Well, it could have been worse. Had the new rates that the California Public Utilities Commission adopted this month imposed a fixed fee on solar customers, it would have killed the solar leasing industry. But instead, the CPUC made rooftop solar a bit less attractive:
In a unanimous vote, the California Public Utilities Commission on Friday approved a proposed decision (PDF) that will flatten out the state’s existing four-tier rate structure to two tiers, with a 25 percent difference in cost between the two.
That move, part of a proposal released in April, has been opposed by solar companies and environmental groups, since it will reduce financial incentives for the state’s highest-electricity-using households to invest in rooftop solar and energy efficiency. The existing four-tier structure was set in place after the state’s 2001 energy crisis, and has gradually grown to a difference of about 13 cents per kilowatt-hour for the lowest tier to as high as 42 cents per kilowatt-hour for the highest tier.

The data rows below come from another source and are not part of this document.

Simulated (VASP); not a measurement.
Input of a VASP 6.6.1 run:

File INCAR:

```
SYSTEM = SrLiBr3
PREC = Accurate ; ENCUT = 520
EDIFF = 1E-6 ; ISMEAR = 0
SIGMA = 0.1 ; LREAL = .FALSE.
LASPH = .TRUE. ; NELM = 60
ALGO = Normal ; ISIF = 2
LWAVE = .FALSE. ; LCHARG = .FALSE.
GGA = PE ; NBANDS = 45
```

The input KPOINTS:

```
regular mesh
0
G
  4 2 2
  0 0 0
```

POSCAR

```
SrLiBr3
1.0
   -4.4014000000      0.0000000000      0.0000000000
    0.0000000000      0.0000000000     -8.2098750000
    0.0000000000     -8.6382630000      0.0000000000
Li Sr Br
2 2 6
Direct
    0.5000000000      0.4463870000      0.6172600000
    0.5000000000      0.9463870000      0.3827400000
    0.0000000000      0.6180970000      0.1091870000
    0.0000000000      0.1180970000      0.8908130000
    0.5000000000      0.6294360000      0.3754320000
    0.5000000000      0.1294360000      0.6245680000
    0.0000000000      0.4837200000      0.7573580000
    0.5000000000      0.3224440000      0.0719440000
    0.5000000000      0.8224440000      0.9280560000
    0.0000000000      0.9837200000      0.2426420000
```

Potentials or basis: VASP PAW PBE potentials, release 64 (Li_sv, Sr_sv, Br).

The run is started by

The good news is that the new rates encourage utilities to adopt better time-of-use plans, which could encourage solar customers to buy batteries to dispatch their solar electricity at peak times and get paid more for it. And the rates do have a surcharge for “energy hogs.” But it won’t replace the steep Tier 3 and 4 rates that encouraged so many to go solar. Hopefully future declining costs of the panels will now make up for the longer payback periods that these new rates will create for solar customers.